GCR Website Goes Live
6/17/25, 9:00 PM
Get to know Gaming Consumer Rights and what we plan for the game industry's future.
Thank you for checking out our website and investing your energy into making gaming a more community focused hobby. We are here to fight for your rights as a consumer and bring back the power of voting with our dollar when it comes to games and their companies. While we are focused on the Switch 2 boycott we have plans to continue seeking better pricing across multiple platforms and storefronts.
For years we have seen a shift in the games industry that continuously pushes bigger budgets corresponding to more expensive products without taking the time to innovate on the core gameplay elements. We believe that AAA studios have become bloated with hierarchy chains and have focused on rehiring industry figures instead of offering chances to rising developers. With the lack of highly optimized graphic engines we are setting a wasteful standard for pricing that isn't contributing to the evolution of modern titles.

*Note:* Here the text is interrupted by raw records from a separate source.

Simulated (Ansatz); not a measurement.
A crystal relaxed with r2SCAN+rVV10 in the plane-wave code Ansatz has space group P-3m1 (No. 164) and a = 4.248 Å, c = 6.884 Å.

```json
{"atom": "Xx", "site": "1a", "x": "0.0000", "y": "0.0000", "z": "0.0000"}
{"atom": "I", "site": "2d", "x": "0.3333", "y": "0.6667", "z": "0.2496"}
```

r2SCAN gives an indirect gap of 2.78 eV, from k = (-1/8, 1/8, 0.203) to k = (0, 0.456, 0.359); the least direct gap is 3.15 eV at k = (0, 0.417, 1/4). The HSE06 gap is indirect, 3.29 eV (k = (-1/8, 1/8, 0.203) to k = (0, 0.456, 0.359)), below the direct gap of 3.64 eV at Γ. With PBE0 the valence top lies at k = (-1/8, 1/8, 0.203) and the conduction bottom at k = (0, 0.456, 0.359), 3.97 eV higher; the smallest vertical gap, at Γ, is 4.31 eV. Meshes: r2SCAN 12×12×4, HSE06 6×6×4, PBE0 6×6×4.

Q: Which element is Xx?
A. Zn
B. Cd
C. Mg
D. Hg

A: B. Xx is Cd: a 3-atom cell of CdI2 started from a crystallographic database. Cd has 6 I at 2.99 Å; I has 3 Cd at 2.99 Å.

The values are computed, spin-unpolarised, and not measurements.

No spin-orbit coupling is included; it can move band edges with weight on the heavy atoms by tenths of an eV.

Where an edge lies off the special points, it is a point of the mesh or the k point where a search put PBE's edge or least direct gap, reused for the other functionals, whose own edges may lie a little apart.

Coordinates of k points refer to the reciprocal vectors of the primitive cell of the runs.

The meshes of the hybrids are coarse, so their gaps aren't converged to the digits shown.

Plenty of people have pointed to indies as the future of gaming and we believe their work belongs on the same pedestal as industry main stays. The rich get richer when they have disposable budgets going towards marketing and PR while the humble indie waits for the greater community to naturally discover it through social media posts. Alongside the greater time investment that must go towards smaller teams developing content for a full release, indies deserve more discoverability.
Work hours have notoriously been stretched for upcoming releases that are behind on schedule in the AAA space. This can cost so much more than time, and in many cases it leads to rushed product deliveries and creative burnout among the surviving dev team. Annual game releases are a financial problem that is continually fed by fans experiencing FOMO in their favorite series.
Finally we would like to tackle the world of emulation and how everybody in the industry could benefit from joining these efforts. Game preservation for retro titles has always been the job of consumers to personally archive ROM data without allowing the general public any legal means to obtain defunct discs/cartridges. Burdening fans with full price remakes is not a realistic approach nor do they honor the legacy of those original releases.